While the country is engulfed in a political crisis, the rumour mill is grinding another spicy story; the Ogra is busy finalizing the review petition of the gas distribution companies. The distributors plea is to allow them further leeway in the Unaccounted for Gas (UFG) losses, which, simply put, means requesting to be more inefficient than they already are.
The noble idea behind the expected upwards revision of UFG losses is based on aligning the rules with the ground realities in the country. And the ground reality, bluntly put, is that the gas discos are extremely inefficient. Well placed sources in the industry claim that the Ogra has already decided on the matter and that it will raise the inefficiency bar to 7 percent from the existing 5 percent.

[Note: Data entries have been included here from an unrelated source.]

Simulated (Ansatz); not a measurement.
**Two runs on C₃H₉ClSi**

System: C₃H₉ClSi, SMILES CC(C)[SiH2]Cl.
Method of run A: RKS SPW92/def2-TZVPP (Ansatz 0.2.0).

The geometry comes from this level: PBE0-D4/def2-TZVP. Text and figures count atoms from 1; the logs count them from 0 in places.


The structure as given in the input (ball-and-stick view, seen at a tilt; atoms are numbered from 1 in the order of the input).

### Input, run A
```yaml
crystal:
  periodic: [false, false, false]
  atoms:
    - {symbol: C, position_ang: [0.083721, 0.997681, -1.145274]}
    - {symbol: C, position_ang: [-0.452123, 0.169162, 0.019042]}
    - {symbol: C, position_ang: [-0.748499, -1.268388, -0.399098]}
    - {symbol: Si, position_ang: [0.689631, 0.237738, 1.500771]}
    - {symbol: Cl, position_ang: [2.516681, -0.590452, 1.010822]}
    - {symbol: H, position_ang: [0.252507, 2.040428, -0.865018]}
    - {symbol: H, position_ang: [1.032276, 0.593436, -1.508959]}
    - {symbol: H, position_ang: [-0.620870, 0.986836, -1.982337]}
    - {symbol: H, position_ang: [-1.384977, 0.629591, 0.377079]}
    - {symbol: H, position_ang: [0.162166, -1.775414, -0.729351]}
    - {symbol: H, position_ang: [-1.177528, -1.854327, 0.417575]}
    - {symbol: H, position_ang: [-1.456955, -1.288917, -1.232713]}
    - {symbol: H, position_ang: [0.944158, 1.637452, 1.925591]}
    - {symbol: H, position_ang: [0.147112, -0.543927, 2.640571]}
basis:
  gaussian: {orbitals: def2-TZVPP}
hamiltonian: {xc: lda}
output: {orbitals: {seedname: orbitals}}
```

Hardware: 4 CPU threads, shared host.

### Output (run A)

"It is a step backwards. People at Ogra are extremely inefficient and incompetent. They have no control over the gas producers, which worsens the problem," Farooq Rehmatullah, a renowned industry expert told BR Research.
Rehmatullah adds that the companies should make huge investments to address the situation, arguing that the burden eventually falls on the consumer. "Instead of reforming, these companies indulge in political hiring, which leads to inefficiency that is eventually paid for by the consumer" said Rehmatullah.
His argument makes sense as the international benchmarks for UFG losses are as low as 0.02 percent, where the Ogra is allowing more space for inefficiencies instead of tightening the screw.
Recall that in July 2010, the World Bank was believed to be working on the Natural Gas Production Enhancement and Efficacy Project to address the issue of discos UFG losses. The $250 million plan is aimed at reducing the UFG losses by considerable margins in the next three years. What then explains the upward revision to 7 percent; perhaps the notion that "everyone should have an equal right to corruption".
It was not so long ago when the management of SSGC had brought the UFG losses down to 6 percent, which have again swelled to more than 8 percent in the current regime. "There is massive theft and political patronage within the discos that make matters look worse than what it should be", Munawar Baseer, former MD SSGC told BR Research.
It must be noted that 78 percent of the gas SSGC distributes is consumed in Karachi which has a low UFG rate, 5 percent at worse. So, even if the interior Sindh and Balochistan are allowed a high rate, say 10 percent as the theft and leakage occurrences are on the higher side, the weighted average UFG loss should never exceed 6 percent. This defies the logic behind allowing 7 percent UFG rate to the SSGC.
But controversy or no controversy, shares of SSGC and SNGPL have been the darling of the otherwise dull stock market in the past month. Certainly, a 48 percent and 16 percent jump in share prices respectively deserve a mention. Surely, such a rise cannot be entirely based on hopes that the Ogra might revise the UFG benchmarks. Clearly, the smart money knows a lot more than what the average Joe knows.
Sources very close to the company and well-connected in the industry claim that a group of leading stock brokers from Karachi met the Ogra Chairman (who incidentally happens to be a close relative of Jehangir Badar) a few days back and got the assurance that Ogra would increase the allowed UFG losses to 7 percent. The assurance, of course, was reportedly in return of some bank notes; the news may sound like an English tabloid news item, but the source claims it holds water.
"The Supreme Court should take suo moto action over the alleged deal and should not let the companies declare dividends. The amount should be reinvested in the companies to improve the efficiency, rather than going in the pockets of some stock brokers who hold large chunk of discos shares", the informed source told BR Research.
So whats in the store next? Its anybodys guess at the moment, but if the Supreme Court does come into action, it may not be all good news for the investors seeking high dividend yields in the discos stocks.